Switch #2 The second switch showed up, and I hurriedly unboxed the kit, put batteries into the remote, and fired up my SDR to take a capture. After I captured the first button ( Off ), my heart sunk as I saw my lights connected to Switch #1 flicker off. Apparently the new switch and the old switch have the same exact address. To be sure, I demodulated the messages as before, and came out with the exact same bit pattern. This is a setback and letdown I was hoping to independently control my switches, but it also means I got no additional information about the address or button format. The upside to all of this, though, is that because the switches are controlled by either remote, I only needed one remote, so why not pull it apart and see if I can figure out what components it s using to transmit, and find any datasheets I can. The PCB was super simple, and I wound up finding a WL116SC IC on the PCB. After some googling, I found a single lone datasheet, entirely in Chinese. Thankfully, Google Translate seems to have worked well enough on technical words, and I was able to put together at least a little bit of understanding based on the documentation that was made available. I took a few screenshots below - I put the google translated text above the hanzi. From that sheet, we can see we got the basics of the 1 and 0 symbol encoding right (I was halfway expecting the bits to be flipped), and a huge find by way of a description of the bits in the message! It s a bummer that we missed the clock sync / preamble pulse before the data message, but that s OK somehow. It also turns out that 8 or 10 bit series of of 0"s wasn t clock sync at all - it was part of the address! Since it also turns out that all devices made by this manufacturer have the hardcoded address of []byte 0x00, 0x35 , that means that the vast majority of bits sent are always going to be the same for any button press on any remote made by this vendor. Seems like a waste of bits to me, but hey, what do I know. Additionally, this also tells us the trailing zeros are not part of the data encoding scheme, which is progress!

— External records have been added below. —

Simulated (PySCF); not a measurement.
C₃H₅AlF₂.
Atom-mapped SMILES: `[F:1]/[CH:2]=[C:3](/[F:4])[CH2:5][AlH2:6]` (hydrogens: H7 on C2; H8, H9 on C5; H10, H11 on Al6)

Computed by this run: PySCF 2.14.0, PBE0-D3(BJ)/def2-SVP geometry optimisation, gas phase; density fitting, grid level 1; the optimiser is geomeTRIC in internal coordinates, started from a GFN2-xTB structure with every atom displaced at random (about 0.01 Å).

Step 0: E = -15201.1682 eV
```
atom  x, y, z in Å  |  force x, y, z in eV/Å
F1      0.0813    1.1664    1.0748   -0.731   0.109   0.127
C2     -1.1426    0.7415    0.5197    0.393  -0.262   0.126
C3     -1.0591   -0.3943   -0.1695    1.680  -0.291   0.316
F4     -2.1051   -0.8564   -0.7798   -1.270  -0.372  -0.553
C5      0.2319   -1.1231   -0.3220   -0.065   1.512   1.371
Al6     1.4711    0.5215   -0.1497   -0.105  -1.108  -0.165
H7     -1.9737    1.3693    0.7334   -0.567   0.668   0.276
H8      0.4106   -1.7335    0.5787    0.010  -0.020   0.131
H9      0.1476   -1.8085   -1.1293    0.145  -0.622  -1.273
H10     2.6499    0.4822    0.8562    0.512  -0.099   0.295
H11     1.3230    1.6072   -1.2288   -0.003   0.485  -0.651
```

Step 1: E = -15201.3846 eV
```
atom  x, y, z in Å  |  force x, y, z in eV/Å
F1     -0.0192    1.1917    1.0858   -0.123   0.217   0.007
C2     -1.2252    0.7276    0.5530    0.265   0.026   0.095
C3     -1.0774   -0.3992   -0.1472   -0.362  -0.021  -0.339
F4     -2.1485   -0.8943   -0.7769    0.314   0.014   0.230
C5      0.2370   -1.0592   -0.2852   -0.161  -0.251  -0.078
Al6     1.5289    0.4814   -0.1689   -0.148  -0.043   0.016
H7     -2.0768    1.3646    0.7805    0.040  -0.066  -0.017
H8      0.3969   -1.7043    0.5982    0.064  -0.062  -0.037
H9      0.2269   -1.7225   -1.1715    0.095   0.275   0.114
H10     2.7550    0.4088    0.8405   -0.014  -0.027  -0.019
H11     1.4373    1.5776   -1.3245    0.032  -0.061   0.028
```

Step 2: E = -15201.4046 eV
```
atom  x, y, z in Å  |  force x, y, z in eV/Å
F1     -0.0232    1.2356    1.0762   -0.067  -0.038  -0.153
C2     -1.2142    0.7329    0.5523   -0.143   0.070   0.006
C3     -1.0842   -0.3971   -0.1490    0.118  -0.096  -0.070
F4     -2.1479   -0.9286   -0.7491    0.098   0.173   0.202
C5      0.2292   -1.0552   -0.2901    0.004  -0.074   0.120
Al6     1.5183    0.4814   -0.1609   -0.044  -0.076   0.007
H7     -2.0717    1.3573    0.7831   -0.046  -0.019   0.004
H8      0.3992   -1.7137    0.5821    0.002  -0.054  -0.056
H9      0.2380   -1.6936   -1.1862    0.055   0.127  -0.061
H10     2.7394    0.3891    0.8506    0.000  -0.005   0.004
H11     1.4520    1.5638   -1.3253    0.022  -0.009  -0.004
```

Now, working on the assumptions validated by the datasheet, here s the updated list of scancodes we ve found:
Button Scancode Bits Integer
On 10010001 145 / 0x91
Off 10010100 148 / 0x94
Dim Up 10011010 154 / 0x9A
Dim Down 10010010 146 / 0x92
Timer 1h 10011001 154 / 0x99
Timer 2h 10010011 147 / 0x93
Timer 4h 10010000 144 / 0x90
Dim 100% 00010101 21 / 0x15
Dim 75% 00010011 19 / 0x13
Dim 50% 00010010 18 / 0x12
Dim 25% 00010000 16 / 0x10
Interestingly, I think the Dim keys may have a confirmation that we have a good demod the codes on the bottom are missing the most significant bit, and when I look back at the scancode table in the datasheet, they make an interesting pattern the bottom two rows, right and left side values match up! If you take a look, Dim 100% is S1 , Dim 75% is S19 , Dim 50% is S8 , and Dim 25% is S20 . Cool! Since none of the other codes line up, I am willing to bet the most significant bit is a Combo indicator, and not part of the button (leaving 7 bits for the keycode). And even more interestingly, one of our scancodes ( Off , which is 0x94) shows up just below this table, in the examples. Over all, I think this tells us we have the right bits to look at for determining the scan code! Great news there!

Back to the modulation! So, armed with this knowledge, I was able to refactor my code to match the timings and understanding outlined by the datasheet and ensure things still work. The switch itself has a high degree of tolerance, so being wildly off frequency or a wildly wrong symbol rate may actually still work. It s hard to know if this is more or less correct, but matching documentation seems like a more stable foundation if nothing else. This code has been really reliable, and tends to work just as well as the remote from what I ve been able to determine. I ve been using incredibly low power to avoid any interference, and it s been very robust - a testament to the engineering that went into the outlet hardware, even though it cost less than of a lot of other switches! I have a lot of respect for the folks who built this device - it s incredibly simple, reliable and my guess is this thing will keep working even in some fairly harsh RF environments. The only downside is the fact the manufacturer used the same address for all their devices, rather than programming a unique address for each outlet and remote when the underlying WL116SC chip supports it. I m sure this was done to avoid complexity in assembly (e.g. pairing the remote and outlet, and having to keep those two items together during assembly), but it s still a bummer. I took apart the switch to see if I could dump an EEPROM and change the address in ROM, but the entire thing was potted in waterproof epoxy, which is a very nice feature if this was ever used outdoors. Not good news for tinkering, though!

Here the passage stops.